I pointed it out to my husband and he said, "Do you want me to get rid of
that stump this year? It can never really be a tree now." And I shook my
head adamantly. "No," I replied. "Anything that wants to live so badly
has spirit in it…let it live, let it be what it can be." And I was amazed
that the tree I thought was surely dead, the tree that for all practical
intents and purposes had given up life to storm and chain saw, was not
dead. Unable to sprout and grow from limbs and trunk rising into the air,
it had simply reached into the soil with its probing roots, reached and
prodded until finally it found the sustenance and nourishment to sprout
again, to send tiny green shoots out to grace our yard again. It was a
reminder. And a promise. And a lesson.

The winds of life came fierce this year, and the last of a family was
gone. Only four of them were left, that family that began in 1910, and
none with living children. I was the daughter of their brother gone many
years before, and so the four sisters were especially precious to me…and me to them. And I traveled constantly to be with them, and we spoke on the
phone virtually every day. As my children had flown the nest, my goal in
life seemed to be to nurture those roots, care for them in their last days,
give back something of what they had given so long to me, and draw from
them as many memories as I could to sustain the rest of my own life. But
within two years they were gone, and the last of them in February of this
year. I was not expecting it to happen so soon or so quickly. I should
have been but I was not.

I felt a fierce storm had passed. And though I have lived long enough to
be well acquainted with inevitable good-byes, to lay it all to rest with
those I know are simply "on loan" to us, I found this time more than
difficult. Perhaps it was because I so identified with this family, and
had for all of my life. Perhaps it was because there were so few of us,
and therefore the ties were infinitely more precious. Perhaps it was
because it was literally the end of a family line, or perhaps it was
because it was almost literally the end of my connection with the homeland
that my family had inhabited for nearly two hundred years. Perhaps it was
because they had become so much the center of my need to nurture and
give. I do not know. But I admit to wondering sometimes what my life was
really to be about now. That is sad, I know, for I have a loving family
left, mother, and children and husband. But I confess this crossed my
mind. And the winter moved on, and I felt I had left some important and
vibrant part of me back in the cold storms of February. I am not sure I
really noticed spring this year, and if I did it was with some semblance of
guilt that I could not point out the flowers to my aunts or speak to them
about the coming spring, and make promises of their returning health that I
could not keep.

And so spring came, and summer began. I smiled and laughed and moved
through the days, but my heart was not in it. And then came July and my
first grandchild, my son's child. Serenity.
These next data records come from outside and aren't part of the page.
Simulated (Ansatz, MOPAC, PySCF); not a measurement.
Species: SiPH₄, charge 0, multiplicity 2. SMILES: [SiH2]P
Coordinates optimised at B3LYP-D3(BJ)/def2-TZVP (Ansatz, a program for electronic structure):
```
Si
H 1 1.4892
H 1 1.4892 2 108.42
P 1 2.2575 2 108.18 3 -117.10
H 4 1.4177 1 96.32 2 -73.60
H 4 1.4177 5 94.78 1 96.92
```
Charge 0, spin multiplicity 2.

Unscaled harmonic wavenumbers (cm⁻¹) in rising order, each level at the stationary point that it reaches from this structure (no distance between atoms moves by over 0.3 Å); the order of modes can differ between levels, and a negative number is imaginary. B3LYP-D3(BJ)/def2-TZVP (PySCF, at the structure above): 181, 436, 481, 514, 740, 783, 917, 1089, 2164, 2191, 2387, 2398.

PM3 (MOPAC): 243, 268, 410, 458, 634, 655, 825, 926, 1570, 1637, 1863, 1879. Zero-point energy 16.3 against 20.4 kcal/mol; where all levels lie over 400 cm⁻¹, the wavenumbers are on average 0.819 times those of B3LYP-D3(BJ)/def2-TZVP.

My son, realizing what the death of my aunts had been to me, and knowing
how deeply I regretted that our line had come to an abrupt end, with all of
them gone now and me the last to bear the surname, gave Serenity that
surname as a middle name. I was grateful and touched. Perhaps the surname would live on then, not as a surname, but as a name to be passed on, and the stories of a family with it.

I nestled the small body against my own and rocked, grateful to finally be
alone with this little being, to remember the days of my own children's
births. Memories flooded, and I remembered something curious my father had said at the birth of my son, his first grandchild. "I started all this!,"
he bragged proudly. I remember laughing, and thinking, "Typical
grandpa. Yeah, dad, and you had a bit of help." So I was amused at my own
thought as I held this tiny creature with her creamy skin and perfect
features. "I started all this…if it had not been for…" and suddenly a bit
of awe overtook me. I lay that baby down in my lap and gazed at her face,
searching for family resemblances, seeing one of my own children in that
creamy complexion and those fat chubby cheeks. I was relieved not to see
any sign of the "family monument", the nose that gives us away as a certain family line. I checked her hands and sure enough there were the long
slender fingers of my father's family, and there was the dark hair of my
mother's. Of course, I admitted, it could also be of her own mother's
family. I checked the tiny toes, relieved to see those must have come from
another side of the house. I laughed at my own attempts to peg this tiny
being into neat little family pigeon holes, and remembered doing this as a
mother, and now I was a grandmother doing this all over again. And the
thoughts kept coming.

All the time thinking, thinking a hundred myriad thoughts. All the things
new grandparents must feel and think flooded my mind and my heart. I
realized I was literally holding in my hands a child that was here because
of all the people I loved, and all the people her mother's family had
loved, all somehow now in one package. I realized I was holding in my
hands the culmination of all of our roots, our ancestry. Mentally I traced
back all of the grandparents on my side of the house for as far as I could
remember, and realized that because each of those couples had come together in all of those generations…we now had Serenity. Mentally I traced all of the grandparents I knew of on her mother's side of the house, and realized again that because they were…she was…Serenity. And though it seems so perfectly logical, for a moment the awesome realization struck me as the wondrous thing it really is. Our roots were alive and well…and she was the fresh young budding sprout springing from those roots. The stump of the tree that sat there dormant all winter was only waiting a bit for spring,
for summer.

Our family only appeared to have ended, our family line's name had changed, yes. And I the last to bear the line's ancestral name, but the tree was not really gone. Unable to sprout and grow from limbs and trunk rising into the air, it had simply reached into the soil with its probing roots,
reached and prodded until finally it found the sustenance and nourishment
to sprout again, to send tiny budding shoots out to grace our family
again. It was a reminder. And a promise. And a lesson.

I settled back in the rocker with Serenity. And then the other typical
thoughts of grandparents flooded me. I thought of all the things I could
do with this little being I could not do with my own. In another stage of
life now, I had the time and the financial means I did not have when I was
struggling to bring up a family. I was nearing retirement. I could bake
cookies any day! I could sit and build block castles and play dress-up at
any time of day…or night! I could take spur of the moment field trips, and
I could nap until noon in order to have a slumber party at night! I could…
and so I became a grandmother.

I sat and rocked, as I do most every day now, with Serenity laying against
my heart, and serenity warming the inside of it. I rock now…with Serenity.